Question 6.AE.9: The drive motor of a piston compressor is a nonsalient-pole ......

a) n_{\mathrm{ms}}=(120 \cdot \mathrm{f}) / p=257.14 \mathrm{rpm}, \omega_{\mathrm{ms}}=\left(2 \pi \cdot n_{\mathrm{ms}}\right) / 60=26.927 \mathrm{rad} / \mathrm{s}.

T_{\mathrm{rat}}=\frac{P_{\mathrm{rat}}}{\omega_{m \mathrm{~s}}}=278.53 \mathrm{kNm}        (E6.9-5)

\left|\tilde{I}_{a_{-} \mathrm{rat}}\right|=\frac{\mathrm{P}_{\mathrm{rat}}}{\sqrt{3} \cdot V_{L-L \mathrm{rat}} \cos \varphi_{\mathrm{rat}} \eta_{\mathrm{rat}}}=827.6 \mathrm{~A}            (E6.9-6)

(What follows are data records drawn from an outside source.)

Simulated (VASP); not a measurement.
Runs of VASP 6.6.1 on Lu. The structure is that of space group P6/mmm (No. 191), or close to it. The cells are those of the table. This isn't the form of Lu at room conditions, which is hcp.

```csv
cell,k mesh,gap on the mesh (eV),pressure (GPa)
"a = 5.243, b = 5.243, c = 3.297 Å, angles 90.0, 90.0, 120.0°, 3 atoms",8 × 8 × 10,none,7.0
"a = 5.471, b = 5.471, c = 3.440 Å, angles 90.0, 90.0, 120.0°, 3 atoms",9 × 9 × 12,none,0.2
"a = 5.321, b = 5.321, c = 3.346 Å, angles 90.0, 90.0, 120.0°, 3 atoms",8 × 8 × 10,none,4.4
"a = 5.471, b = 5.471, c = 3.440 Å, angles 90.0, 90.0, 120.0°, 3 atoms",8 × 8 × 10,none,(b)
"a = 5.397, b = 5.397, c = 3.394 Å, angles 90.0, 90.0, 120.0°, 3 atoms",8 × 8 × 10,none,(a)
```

The average load torque T_{Lavg}=265.53 kNm leads with

T_{L avg}=\frac{3\left|\widetilde{E}_a\right|\left|\widetilde{V}_{a \_ \text {rat }}\right|}{X_s \omega_{m s}} \sin \delta \text { and } T_{\max }=\frac{3\left|\widetilde{E}_a\right|\left|\widetilde{V}_{a \_ \text {rat }}\right|}{X_s \omega_{m s}}

to the ratio

\begin{aligned} \frac{T_{\text {Lavg }}}{T_{\max }} & =\sin \delta \text { or } \delta=\sin ^{-1}\left(\frac{T_{\text {Lavg }}}{2.3 \cdot T_{\text {rat }}}\right) \\ & =0.427 \mathrm{rad} \text { or } 24.48^{\circ} . \end{aligned}              (E6.9-7)

Figure E6.9.1 defines the torque angle δ.
From the phasor diagram (overexcited, consumer notation) one obtains

\left|\widetilde{E}_a\right|^2=\left(\left|\widetilde{V}_{a \_\mathrm{rat}}\right|+\left|\widetilde{I}_a\right| X_s \sin \varphi\right)^2+\left(\left|\widetilde{I}_a\right| X_s \cos \varphi\right)^2

or

\left|\widetilde{E}_a\right|^2=\left|\tilde{V}_{a\_rat }\right|^2+2\left|\tilde{V}_{a\_rat }\right|\left|\tilde{I}_a\right| X_s \sin \varphi+\left(\left|\tilde{I}_a\right| X_s\right)^2  (E6.9-8)

and with

P=\frac{3\left|\widetilde{E}_a\right|\left|\widetilde{V}_{a\_rat }\right| \sin \delta}{X_s}              (E6.9-9)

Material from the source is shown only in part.